People update their CVs every time they feel they’ve accomplished something new academically or professionally. From a new job to something they newly published, when they obtain a new certificate, etc., the list goes on.
What is Résumé?
1. Name 2. Contact Information 3. Profile 4. Highlights 5. Education 6. Professional Experience 7. Technical Skills 8. Certification
A résumé is usually short, straight-to-the-point, and detailed. It is often created chiefly for the purpose of applying for a specific job.
In a résumé, only the required information is supplied, with mentions of the aspects of one’s work experience and skills that are relevant to the job they currently applying for.
A resume emphasizes the individual’s specific contributions made in previous work and also showcases how their different skills can be an added advantage for the position they are trying to fill.
A résumé is usually accompanied by an attached cover letter which expresses the individual’s intention for seeking to fill the position.
The cover letter only throws more light on the skills and experience mentioned in the resume, explaining how they will help the applicant excel at the job that they’re applying for.
Having established what each document means, let’s see their differences.
The Differences Between A Resume And A CV
Here are the major differences and similarities between a CV and a résumé.

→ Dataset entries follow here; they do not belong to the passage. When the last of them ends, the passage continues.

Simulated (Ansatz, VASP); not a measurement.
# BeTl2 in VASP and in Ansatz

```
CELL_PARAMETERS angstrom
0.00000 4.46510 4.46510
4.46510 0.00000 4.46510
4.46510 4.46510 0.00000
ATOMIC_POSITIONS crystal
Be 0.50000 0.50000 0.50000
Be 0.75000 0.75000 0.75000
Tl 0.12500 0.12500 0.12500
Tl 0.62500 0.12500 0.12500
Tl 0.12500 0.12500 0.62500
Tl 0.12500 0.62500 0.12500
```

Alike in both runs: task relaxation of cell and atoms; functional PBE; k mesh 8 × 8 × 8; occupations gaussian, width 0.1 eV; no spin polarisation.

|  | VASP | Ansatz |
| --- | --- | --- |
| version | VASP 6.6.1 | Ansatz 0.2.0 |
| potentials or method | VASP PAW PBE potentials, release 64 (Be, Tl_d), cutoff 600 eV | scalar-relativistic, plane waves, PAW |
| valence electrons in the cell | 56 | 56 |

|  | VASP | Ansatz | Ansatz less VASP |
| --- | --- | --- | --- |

First, one difference between a résumé and a CV lies in each document’s length and the ability of the individual to customize each to suit their purpose per time.
Unlike a CV, résumés are kept as short and concise. In most cases, employers demand something not more than 1 page. For most people, who have garnered many years of working experience, let’s say 15 years or more and they strongly believe that the extra information they hope to mention will add extra value to their application, the advice is to keep it two pages max. This is because employers may not have all the time in the world to go through an application that is more than two pages.
So for a résumé, endeavor to keep it as concise as possible, ideally only one to two pages, but a CV can run several pages in length. This is because a CV should contain more information than a résumé.
Secondly, the two documents differ in usage as it pertains to the individual’s work experience and career type. Often times, CVs are mostly used by individuals in the academic field. For these categories of people CVs are usually required if they are applying for a doctoral or masters program, or if they are applying to work as a professor or researcher at an academic institution.
The third difference here is the ability to customize a résumé. You can only update the information contained in your CV and continually add new information as you progress in your professional career, but the information therein will not change. Unlike a CV, a résumé is often tailored to outline specific skills or experience relevant to the position or career. CVs are static and résumés are not.
Another difference is the regional factors. It is important to note that geographical factors can determine the usage of either document, it also determines the content and structure of each document.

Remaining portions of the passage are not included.